It does not affect perception. This is one of those early anthro/cogsci results that said more about the authors' cultural bias than it did about the people being studied, up there with "Eskimos have a thousand words for snow".
It affects communication. People can still discern the difference between colors, they just don't have an easy way to communicate this difference to others.
The Japanese language until relatively recently didn't have a clear verbal distinction between what we call green and blue in English. That doesn't mean Japanese people can't tell the difference between green and blue. It just means that there is a kind of "blue" that is the sky and a kind of "blue" that is for traffic control lights, and in context nobody is confused.
The same issue can occur within a language between people with differing levels of study of color. A graphic designer might say a particular shade of green is "chartreuse" that his boss instead might call "yellowish green".
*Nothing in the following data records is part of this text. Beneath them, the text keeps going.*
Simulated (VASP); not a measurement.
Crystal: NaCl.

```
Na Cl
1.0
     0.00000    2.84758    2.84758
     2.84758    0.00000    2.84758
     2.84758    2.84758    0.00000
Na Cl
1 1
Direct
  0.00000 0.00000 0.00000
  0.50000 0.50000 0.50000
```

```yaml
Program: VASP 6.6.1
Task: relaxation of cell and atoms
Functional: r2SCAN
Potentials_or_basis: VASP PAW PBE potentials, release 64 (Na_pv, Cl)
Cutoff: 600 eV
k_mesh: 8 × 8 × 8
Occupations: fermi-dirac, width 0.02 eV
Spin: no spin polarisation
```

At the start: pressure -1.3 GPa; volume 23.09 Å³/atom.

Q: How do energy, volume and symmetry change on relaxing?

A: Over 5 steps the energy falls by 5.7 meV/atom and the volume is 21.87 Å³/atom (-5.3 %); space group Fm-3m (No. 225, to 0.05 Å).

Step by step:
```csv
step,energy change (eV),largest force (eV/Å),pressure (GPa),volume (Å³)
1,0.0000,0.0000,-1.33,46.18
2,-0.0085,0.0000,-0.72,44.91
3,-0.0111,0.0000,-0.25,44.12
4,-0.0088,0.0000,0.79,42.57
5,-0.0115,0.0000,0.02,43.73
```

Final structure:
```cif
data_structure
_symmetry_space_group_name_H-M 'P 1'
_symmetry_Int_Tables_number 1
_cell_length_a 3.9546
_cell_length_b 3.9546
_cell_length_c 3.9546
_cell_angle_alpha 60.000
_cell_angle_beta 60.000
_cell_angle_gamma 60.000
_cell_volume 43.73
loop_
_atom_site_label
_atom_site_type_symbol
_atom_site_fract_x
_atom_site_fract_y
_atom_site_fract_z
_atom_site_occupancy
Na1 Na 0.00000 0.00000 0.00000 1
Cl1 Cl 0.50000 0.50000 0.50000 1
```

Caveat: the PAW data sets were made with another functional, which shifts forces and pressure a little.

This article says almost the exact same things I said in my post. I also don't see where it definitely says the Inuit language has a richer vocabulary for snow than other languages. It just ends with a joke about how such a thing might come to pass. A casual observer here who doesn't bother reading the link might take it as a refutation from your wording, but it actually very strongly supports what I had to say.
As for the "Russian blue" study, I find it strange that the article is so skeptical of unreplicated results in linguistics and yet seems to accept the "Russian blue" study uncritically. I can see at least one glaring flaw: all of the Russian speakers were bi-lingual with English, with at least some of them being so since they were young children. They also discarded 16% of their test data because they deemed responses "too slow", with this discarding more heavily weighted towards the Russian speakers.
Wonder how this applies to animals since their color discrimination would not be impacted by language. Did humans evolve linguistic abilities that alter sensory processing? Seems odd that animals would be able to discriminate colors their eyes can see just fine, but humans would need words to do so.
Good question. I'm no expert, but I guess that the key issue is one of categorization. Without language, it is impossible to effectively categorize our perceptual domain.
It is also true that among mammals, chromatic vision is pretty much restricted to primates. The ability to perceive difference of light is a must if you don't want to become someone else's food. In contrast, chromatic vision is an 'extra' that in many ways serves as a (literally) florid extension to our lives. To me it is no surprise that range of emotion and range of hue are so often associated with each other. Interestingly enough, they are similarly mapped: as a set of differences, rather than as a degree of intensity.
Check out "Basic Color Terms: Their Universality and Evolution" by Brent Berlin and Paul Kay.